Rocket Science applied to Extreme Audio

by Robert Palma

November 5, 2005
 
   
   
FOREWORD
by Constantine Soo
   
For the most part, advancements in the audio hobby are often brought about by
revolutionary approaches developed by visionary engineers.  Oftentimes, it takes new
ideas and talents from the field of electrical and mechanical engineering to realize
appreciable improvement in reproduced sound, and papers from these distinguished
minds have been continuing to inspire the industry as a whole.

Now, for the first time, we shall read from Robert Palma, a NASA scientist designing
rocket/satellite instrumentations, on applying rocket science to our humble hobby.  In
addition to audio, Robert also shares some interesting perspective of NASA with us.

By the way, the term "Extreme Audio" is a Robert Palma-original.
   
   
 
Many of the missions of “outer space” involve engineering that is beyond the
“state of the art” - the so-called “bleeding edge” of technology.  In their initial
developments, the Global Positioning System, developed at U.S. Naval
Research Laboratory in the 1970’s and Space Telescope developed by NASA
in the late 1960’s, were examples of this bleeding edge engineering.  I bet you
didn’t know that these two systems are that old!

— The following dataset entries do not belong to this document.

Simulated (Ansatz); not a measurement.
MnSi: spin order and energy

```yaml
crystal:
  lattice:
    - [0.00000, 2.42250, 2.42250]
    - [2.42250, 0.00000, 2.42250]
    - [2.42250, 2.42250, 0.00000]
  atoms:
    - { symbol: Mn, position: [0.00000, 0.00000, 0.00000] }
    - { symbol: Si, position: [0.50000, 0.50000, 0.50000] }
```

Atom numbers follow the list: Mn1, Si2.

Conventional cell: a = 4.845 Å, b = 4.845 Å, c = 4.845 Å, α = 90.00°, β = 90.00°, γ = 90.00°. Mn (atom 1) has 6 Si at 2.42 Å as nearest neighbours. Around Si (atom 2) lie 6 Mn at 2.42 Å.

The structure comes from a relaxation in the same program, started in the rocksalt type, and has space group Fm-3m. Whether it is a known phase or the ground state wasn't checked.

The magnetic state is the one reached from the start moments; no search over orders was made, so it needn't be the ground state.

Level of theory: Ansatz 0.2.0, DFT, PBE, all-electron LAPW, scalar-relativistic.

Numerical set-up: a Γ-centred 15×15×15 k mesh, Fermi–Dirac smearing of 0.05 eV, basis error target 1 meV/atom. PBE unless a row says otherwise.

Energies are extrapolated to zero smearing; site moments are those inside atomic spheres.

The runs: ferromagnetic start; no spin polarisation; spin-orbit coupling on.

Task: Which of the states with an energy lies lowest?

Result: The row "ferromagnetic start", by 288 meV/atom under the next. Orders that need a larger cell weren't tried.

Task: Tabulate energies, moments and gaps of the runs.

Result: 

While such projects may or may not have been blessed with unlimited budgets,
the need for better-than-the-best engineering was a “given”, due to the technical
requirements of the system.  In addition, economics can drive the technical
development to extremes.  Here’s how.

Throughout the NASA Space Shuttle transportation program, there have been
missions where some space system (satellite) needed repair.  Astronauts were
sent to do the job.  With the exceptions of “space station” types of missions and
the Space Telescope program, these “repair” missions, in reality, were
astronaut training programs or NASA publicity stunts.  The truth here is that the
cost to develop special equipment and to train the astronauts for a particular
“repair” mission, is considerably more than the cost to build and launch another
copy of the broken satellite.

I needed to mention the above in order to make the following point.  When
designing and developing satellites and rockets, there is a pressing need to
affect a perfect or near-perfect design.  Engineers and scientists will go to
extreme ends to ensure that the first, and often, the only production item of a
satellite, etc, works exactly as planned.  They will focus, and sometimes obsess
on the smallest detail.  They know that the tiniest design mistake can bring the
whole spacecraft down, and if it stops working, you cannot, economically, send
in a repair man.

One of my fields of expertise is instrumentation.  This is the measurement of
some physical parameter (voltage, current, temperature, pressure, acceleration,
etc.) and the conveying of that “value” to another system for processing.  
Sometimes the sensor that is sensing the actual physical parameter is physically
close to the processing electronics.  At other times it is not.  In this latter case, it
is often crucial to “read” the sensors value and not “read” the noise and
interference that can be easily picked up in the transmission cabling that
connects the sensor with the processing electronics.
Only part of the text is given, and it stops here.